—Slower Growth Meets Fiscal Expansion—
Date: April 14, 2026
Category: Fixed Income / Sovereign / Fiscal Policy
1. Executive Summary
The US Treasury market is increasingly pricing in a steepening yield curve, driven by a simultaneous decline in short-term yields and upward pressure on long-term rates.
This is not a technical market move. It reflects a deeper structural shift:
The coexistence of economic slowdown and persistent fiscal expansion.
While short-term rates are anchored by expectations of policy easing, long-term yields are rising on concerns over expanding deficits, increased defense spending, and higher Treasury issuance.
The implications extend far beyond the US, tightening global financial conditions through higher benchmark yields.
2. Market Structure: A Clear Divergence Across the Curve
The current yield curve dynamic reflects fundamentally different forces at play across maturities.

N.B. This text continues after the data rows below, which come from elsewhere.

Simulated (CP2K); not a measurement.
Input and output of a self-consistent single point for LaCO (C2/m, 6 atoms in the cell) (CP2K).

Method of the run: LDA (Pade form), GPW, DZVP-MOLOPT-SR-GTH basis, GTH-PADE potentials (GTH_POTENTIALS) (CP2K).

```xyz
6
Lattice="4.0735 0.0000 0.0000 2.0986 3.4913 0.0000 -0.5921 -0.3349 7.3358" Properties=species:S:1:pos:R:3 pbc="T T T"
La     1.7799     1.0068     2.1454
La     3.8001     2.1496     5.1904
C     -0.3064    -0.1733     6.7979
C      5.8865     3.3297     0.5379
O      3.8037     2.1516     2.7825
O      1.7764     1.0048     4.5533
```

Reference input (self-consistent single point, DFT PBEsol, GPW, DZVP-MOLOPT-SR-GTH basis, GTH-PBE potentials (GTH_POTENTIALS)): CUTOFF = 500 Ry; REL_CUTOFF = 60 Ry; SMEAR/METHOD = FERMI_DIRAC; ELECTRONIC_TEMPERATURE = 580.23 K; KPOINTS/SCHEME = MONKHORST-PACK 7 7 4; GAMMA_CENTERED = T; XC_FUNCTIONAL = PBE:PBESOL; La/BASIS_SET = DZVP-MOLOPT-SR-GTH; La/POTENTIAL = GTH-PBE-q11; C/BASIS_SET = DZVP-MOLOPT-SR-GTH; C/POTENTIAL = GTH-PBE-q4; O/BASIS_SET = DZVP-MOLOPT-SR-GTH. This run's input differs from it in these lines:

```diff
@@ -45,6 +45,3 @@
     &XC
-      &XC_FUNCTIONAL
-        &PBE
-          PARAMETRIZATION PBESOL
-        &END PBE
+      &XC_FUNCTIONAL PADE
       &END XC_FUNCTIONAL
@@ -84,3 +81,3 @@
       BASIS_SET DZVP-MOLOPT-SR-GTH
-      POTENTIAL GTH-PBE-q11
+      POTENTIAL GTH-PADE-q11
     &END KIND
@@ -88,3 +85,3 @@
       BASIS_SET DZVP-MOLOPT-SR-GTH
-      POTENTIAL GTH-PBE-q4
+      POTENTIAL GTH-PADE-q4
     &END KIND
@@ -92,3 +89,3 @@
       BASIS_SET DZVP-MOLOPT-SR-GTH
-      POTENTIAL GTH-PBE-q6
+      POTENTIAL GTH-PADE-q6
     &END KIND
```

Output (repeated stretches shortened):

(1) Front-End (2Y and below): Growth and Policy Expectations
- Slowing economic momentum
- Expectations of renewed rate cuts
- Gradual disinflation narrative
→ Downward pressure on yields
(2) Long-End (10Y and beyond): Fiscal Risk Premium
- Expanding fiscal deficits
- Rising defense expenditures (linked to Middle East tensions)
- Increased Treasury issuance
→ Upward pressure driven by supply and term premium
■ Key Insight
This configuration implies:
A weakening economy coexisting with rising long-term rates.
In other words, long-term yields are increasingly being driven by fiscal dynamics rather than monetary policy expectations.
3. Reframing Geopolitical Risk: From Safe Haven to Fiscal Shock
Historically:
- Geopolitical tensions → flight to safety → lower yields
Now:
- Geopolitical tensions → fiscal expansion → higher long-term yields
Markets are no longer reacting to conflict as a pure risk-off event. Instead, they are focusing on:
The fiscal consequences of prolonged geopolitical engagement.
■ Fiscal Transmission Channels
- Additional defense spending
- Inflationary pressure via energy markets
- Sustained debt accumulation
These factors are being priced into long-duration Treasuries, lifting yields structurally.
4. Global Implications: A Silent Tightening of Financial Conditions
US long-term yields function as the global risk-free benchmark. Their rise has broad spillover effects.
(1) Higher Dollar Funding Costs
- Emerging markets
- Commodity exporters
- Corporates with USD liabilities
→ Increased refinancing risk and credit stress
(2) Deterioration in Investment Economics
- Infrastructure projects
- Energy investments
- Project finance structures
→ Lower IRRs and tighter investment thresholds
(3) Capital Flow Rebalancing
- Shift toward USD-denominated assets
- Reduced appetite for risk assets
→ Heightened volatility in emerging markets
■ Structural Concern
Even if central banks begin to ease policy:
Higher long-term yields may blunt the transmission of monetary easing.
This effectively creates a market-driven tightening environment, independent of central bank actions.
5. Implications for Practice
(1) Repricing of Interest Rate Assumptions
- Long-term USD rates should no longer be assumed to trend lower
→ Adopt a structurally higher rate environment in base cases
(2) Project Finance
- Long construction periods increase exposure
→ Dual risk of higher financing costs and weaker demand
(3) Sovereign and Quasi-Sovereign Exposure
- Countries with limited fiscal space
- High dependence on USD funding
→ Rising vulnerability to external shocks
(4) Structuring Strategy
- Accelerate fixed-rate locking
- Enhance duration management
- Diversify funding currencies where feasible
6. Key Watchpoints
Critical variables to monitor include:
- US Treasury issuance trajectory
- Scale and persistence of defense spending
- Inflation reacceleration risks
- Divergence between Fed policy and long-term yields
Particularly important:
Whether long-term yields continue to rise even as rate cuts begin.
This would confirm a structural shift in market dynamics.
7. Conclusion
The US Treasury market is entering a phase defined by:
Fiscal-driven upward pressure on long-term yields amid slowing growth.
This marks a departure from the conventional cycle and has far-reaching implications for:
- Global funding costs
- Investment decision frameworks
- Risk asset valuations
Going forward, the key strategic adjustment is clear:
Move beyond the assumption of persistently low long-term interest rates.